In Session with Debbie: Food Gifts

My dieter, Karen, is a well-loved teacher, whose students frequently bring in treats and baked goods for her.  Karen is always very appreciative of these gestures and often brings the treats home for her husband to enjoy, too.  In session last week, Karen told me that she recently realized that her husband rarely ate the treats she brought home and that, in moments of weakness, she often ended up eating a lot of them, even when she didn’t really want them.  Karen had never had much of a sweet tooth, and it wasn’t often that sweets or baked goods would call her name.  However, since she often had a steady stream of them, supplied by her students and their appreciative parents, Karen found herself eating more and more of them both because she didn’t want to seem ungrateful and because they were “there.”  Karen told me that it seemed very rude to not eat what her students and their parents had so generously given her. 

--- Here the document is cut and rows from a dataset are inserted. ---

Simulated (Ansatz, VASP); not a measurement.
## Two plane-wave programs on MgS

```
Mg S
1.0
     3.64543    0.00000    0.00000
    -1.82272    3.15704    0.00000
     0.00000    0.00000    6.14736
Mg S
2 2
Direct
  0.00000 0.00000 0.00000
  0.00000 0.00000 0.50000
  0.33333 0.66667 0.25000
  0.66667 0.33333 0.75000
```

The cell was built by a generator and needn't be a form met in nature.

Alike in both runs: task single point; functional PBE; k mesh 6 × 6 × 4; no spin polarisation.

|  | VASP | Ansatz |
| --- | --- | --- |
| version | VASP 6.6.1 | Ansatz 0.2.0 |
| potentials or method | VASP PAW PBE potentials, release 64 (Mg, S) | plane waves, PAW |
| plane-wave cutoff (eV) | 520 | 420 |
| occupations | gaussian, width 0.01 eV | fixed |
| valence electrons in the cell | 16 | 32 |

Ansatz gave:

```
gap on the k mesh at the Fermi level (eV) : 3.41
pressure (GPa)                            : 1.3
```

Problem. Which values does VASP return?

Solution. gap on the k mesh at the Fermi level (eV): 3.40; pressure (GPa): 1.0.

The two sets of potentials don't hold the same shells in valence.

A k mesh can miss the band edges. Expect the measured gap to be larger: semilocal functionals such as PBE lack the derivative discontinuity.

Karen and I discussed this situation in session and we realized one thing: Karen could not continue to eat all of the treats her students gave her and lose and maintain a healthy weight.  Karen once again stressed that it wasn’t even that she particularly wanted to eat the treats, but it seemed very ungrateful to her not to.  I asked Karen how she felt whenever a student brought in a treat, and she said that it always made her feel very good and appreciated.  I then asked Karen why she thought her students’ parents sent in treats for her, and Karen replied that they probably did so to show their appreciation to Karen and to let her know that they valued the work she was doing with their children. 

I pointed out to Karen the simple logic of what she had just stated: her students brought in baked goods and treats for her to show their appreciation and gratitude for her work, and Karen felt very appreciated and happy when she received these things – without ever putting a bite of food in her mouth.  Karen and I discussed the fact that even if she didn’t eat what her students brought in, this doesn’t mean she doesn’t feel grateful for the gesture and what it symbolizes. She experiences the purpose of the gesture whether or not she eats anything. 

Karen was able to take to heart the logic of this idea and realized that if she continued to eat all of the treats that her students brought in (even when she didn’t want to), it would actually negate the point of them in the first place because it would cause her to feel badly about herself and her eating. 

The moral of the story: if someone gives you a gift of food, you never need to actually eat the gift to accept the person’s gratitude and for the gesture to have meaning.  What happens after you accept the gift in no way takes away from the meaning behind it.